Al-Ahram Weekly Online   10 - 16 July 2008
Issue No. 905
Culture
 
Published in Cairo by AL-AHRAM established in 1875

Mursi Saad El-Din

Plain talk

By Mursi Saad El-Din

I am a great admirer of Bernard Shaw's works and every now and again I pick up one of his plays to read. One of my favourites, however, is a volume that contains three plays John Bull's Other Island, How She Lied to Her Husband and Major Barbara. In his preface to the three plays, Shaw, as usual, deals with many issues, one of which is called "The Denshawai Horror".

In his preface, Shaw explains what had happened: "Denshawai is a little Egyptian village in the Nile Delta. It has pigeon houses; for its villagers keep pigeons just as an English farmer keeps poultry. Try to imagine the feeling of an English village if a party of Chinese officers suddenly appeared and began shooting the ducks, the geese, the hens, the turkeys and carried them off, asserting that they are wild birds."

Then he goes on to describe how a party of English officers went pigeon-shooting in the village of Denshawai. When the inhabitants complained they received no redress. The law failed them in their hour of need, says Shaw. On 13 June 1913, four khaki clad British officers drove to the village, accompanied by another officer on horseback. The head of a peasant family, named Hassan Mahfouz warned the officers through a dragoman who accompanied them. But the warning had no effect. The officers began shooting the villagers' pigeons. The villagers remonstrated and finally seized a gun of the youngest officer. It went off in the struggle and wounded three men and the wife of a villager called Abdel-Nabi, a young man of twenty five. The villagers thought the wife was dead.

Here Shaw gives again a comparison with the English village, and how the feelings of the Egyptian villagers were, "much as if our imaginary Chinese officers, on being interfered with in their slaughter of turkeys, had killed an English farmer's wife."

Besides Abdel-Nabi, other villagers joined in and a quarrel began. Abdel Nabi hit the supposed murderer of his wife. Villagers began to throw stones at the officers. The officers began to run in the hope of bringing help from a nearby camp. One of the officers, after a long race in the Egyptian afternoon sun, got to the next village and there dropped, smitten by a sunstroke, of which he died.

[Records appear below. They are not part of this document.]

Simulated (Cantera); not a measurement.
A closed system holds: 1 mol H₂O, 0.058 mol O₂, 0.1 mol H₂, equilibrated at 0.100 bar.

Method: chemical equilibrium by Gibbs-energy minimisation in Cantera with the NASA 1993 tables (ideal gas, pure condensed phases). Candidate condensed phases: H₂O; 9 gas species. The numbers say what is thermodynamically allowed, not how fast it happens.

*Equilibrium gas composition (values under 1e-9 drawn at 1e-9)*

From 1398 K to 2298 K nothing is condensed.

It is amazing how Shaw described the incident in details, giving the names and ages o the villagers. His account reads like a narrative, and in a vivid fashion he tries and succeeds in bringing the scene to the English reader. What is more, he shows great sympathy with the villagers. No English mob, he says, under similar provocation, would have behaved any better.

Shaw goes on to describe what did ensue. In his usual sarcasm he says that Abel-Nabi, in consideration of what had happened to his wife was only sentenced to penal servitude for life, and his wife, remarks Shaw as not punished at all -- not even charged with stealing the shot which was found in her person. And lest Abdel-Nabi should feel lonely at twenty five in beginning penal servitude for the rest of his days, another young man was sent to penal servitude for life with.

No such clemency was shown to Hassan Mahfouz, says Shaw mockingly. "An Egyptian pigeon farmer who objects to British sport, threatens British officers and gentlemen when they shoot his pigeons, and actually hits these officers with a substantial stick, is clearly a ruffian to be made an example of," says Shaw. Penal servitude for life was not enough for a man of sixty who looked seventy and might not have lived to suffer five years of it. So Hassan was hanged, but as a special mark of consideration for his family, continues Shaw, he was hanged in full view of his own house, with his wives and children and grand children enjoying the spectacle from the roof.

Total for the morning's work, writes Shaw: "four hanged, two sentenced to penal servitude for life, one to fifteen years penal servitude, six to seven years of penal servitude, three to imprisonment for a year with hard labour and fifty lashes, and five to fifty lashes." This is, contends Shaw, how justice was meted out in Egypt by the British.